Furthermore, Britain wishes to encourage high net worth investors to invest in its economy and commercial enterprises which can only be for the benefit of the country as a whole. Therefore, to place unnecessary dampeners on this visa category, such as a requirement that an applicant should pass a particular level of an English language test may not be seen as encouraging those who wish to invest in the UK, indeed to do so.

In addition, whilst all other points based category visas require the applicant to show minimum funds for maintenance, an applicant for an investor visas will not need to show any funds for maintenance because if the investment funds are available, it goes without saying that applicants will be able to support themselves in the UK without recourse to public funds.

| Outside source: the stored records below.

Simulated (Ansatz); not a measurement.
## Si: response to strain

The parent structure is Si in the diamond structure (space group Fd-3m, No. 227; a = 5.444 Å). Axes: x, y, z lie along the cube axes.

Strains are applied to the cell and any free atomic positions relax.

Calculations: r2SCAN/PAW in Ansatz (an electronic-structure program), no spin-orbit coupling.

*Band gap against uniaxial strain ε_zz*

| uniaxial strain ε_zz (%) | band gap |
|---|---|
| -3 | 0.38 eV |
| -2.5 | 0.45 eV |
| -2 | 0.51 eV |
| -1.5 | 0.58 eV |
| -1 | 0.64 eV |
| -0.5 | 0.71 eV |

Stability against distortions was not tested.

Money laundering and other reasons for refusal

Since this visa category requires substantial investment in the UK, Britain's immigration authorities are cautious that monies being invested here from abroad are the genuine funds of the applicant, or third-party gifted, for example to the applicant for the purpose of the investment and, and are not proceeds of crime or other wrongdoing laundered money, in which event the visa would be refused. In addition, this visa category like all categories, are subject to the good conduct requirement, for example that the applicant should not have had criminal convictions, or should not have been guilty of fraudulent conduct either in this country or abroad, rendering their residence in this country not to be conducive to the public good. The general grounds for refusal are listed in the immigration rules HC 395 as amended.

Dependants

Dependants of the main applicant for Tier 1 Investor Visa category, such as spouse and children under the age of 18 may be able to join the main applicant. They would need to make their own applications using the appropriate forms for dependants.

Settlement

This visa category leads to settlement, that is to say indefinite leave to remain /permanent residency, after five years. There is an accelerated path to settlement if for example there has been an investment of between £5 million-£10 million whereby settlement can be achieved in a far shorter period of time, like between 2- 3 instead of five years.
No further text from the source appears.